Problem is, within these 59,000 patterns, after sorted, I found that some part of one pattern match with part of the other patterns, and I would like to consolidate these into one big "consensus" patterns and just keep the consensus (see examples below):

TLYLQMNSLRAED
TLYLQMNSLRAEDT
  YLQMNSLRAED
  YLQMNSLRAEDT
  YLQMNSLRAEDTA
  YLQMNSLRAEDTAV

will yield

TLYLQMNSLRAEDTAV

another example:

    APRLLIYGASS
    APRLLIYGASSR
    APRLLIYGASSRA
    APRLLIYGASSRAT
    APRLLIYGASSRATG
    APRLLIYGASSRATGIP
    APRLLIYGASSRATGIPD
  GQAPRLLIY
KPGQAPRLLIYGASSR
KPGQAPRLLIYGASSRAT
KPGQAPRLLIYGASSRATG
KPGQAPRLLIYGASSRATGIPD
       LLIYGASSRATG
       LLIYGASSRATGIPD
   QAPRLLIYGASSR

will yield

KPGQAPRLLIYGASSRATGIPD

PS : I am aligning them here so it's easier to visualize. The 59,000 patterns initially are not sorted so it's hard to see the consensus in the actual file.
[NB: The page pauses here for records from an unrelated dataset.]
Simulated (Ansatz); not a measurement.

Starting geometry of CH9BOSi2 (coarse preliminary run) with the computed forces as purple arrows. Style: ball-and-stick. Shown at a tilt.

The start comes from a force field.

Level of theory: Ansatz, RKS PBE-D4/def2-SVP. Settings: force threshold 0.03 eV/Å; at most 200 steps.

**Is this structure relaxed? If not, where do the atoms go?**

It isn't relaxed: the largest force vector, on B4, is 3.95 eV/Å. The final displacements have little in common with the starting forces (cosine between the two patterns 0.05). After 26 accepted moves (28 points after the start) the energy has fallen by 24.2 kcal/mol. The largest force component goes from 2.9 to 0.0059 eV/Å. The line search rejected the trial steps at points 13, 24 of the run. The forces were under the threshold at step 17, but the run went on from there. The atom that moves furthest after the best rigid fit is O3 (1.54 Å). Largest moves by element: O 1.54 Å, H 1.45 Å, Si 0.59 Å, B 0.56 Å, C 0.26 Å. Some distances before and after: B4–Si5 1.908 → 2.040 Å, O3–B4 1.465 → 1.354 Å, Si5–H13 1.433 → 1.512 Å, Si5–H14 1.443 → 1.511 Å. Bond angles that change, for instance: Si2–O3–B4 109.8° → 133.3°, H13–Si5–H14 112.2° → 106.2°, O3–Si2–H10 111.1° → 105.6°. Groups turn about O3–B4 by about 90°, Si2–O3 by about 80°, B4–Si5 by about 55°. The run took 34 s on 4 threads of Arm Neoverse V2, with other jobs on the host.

In my particular problem, I am not picking the longest patterns, instead, I need to take each pattern into account to find the consensus. I hope I have explained clearly enough for my specific problem.

Thanks!

回答1:

Here's my solution with randomized input order to improve confidence of the test.

import re
import random

data_values = """TLYLQMNSLRAED
TLYLQMNSLRAEDT
  YLQMNSLRAED
  YLQMNSLRAEDT
  YLQMNSLRAEDTA
  YLQMNSLRAEDTAV
    APRLLIYGASS
    APRLLIYGASSR
    APRLLIYGASSRA
    APRLLIYGASSRAT
    APRLLIYGASSRATG
    APRLLIYGASSRATGIP
    APRLLIYGASSRATGIPD
  GQAPRLLIY
KPGQAPRLLIYGASSR
KPGQAPRLLIYGASSRAT
KPGQAPRLLIYGASSRATG
KPGQAPRLLIYGASSRATGIPD
       LLIYGASSRATG
       LLIYGASSRATGIPD
   QAPRLLIYGASSR"""

test_li1 = data_values.split()
#print(test_li1)

test_li2 = ["abcdefghi", "defghijklmn", "hijklmnopq", "mnopqrst", "pqrstuvwxyz"]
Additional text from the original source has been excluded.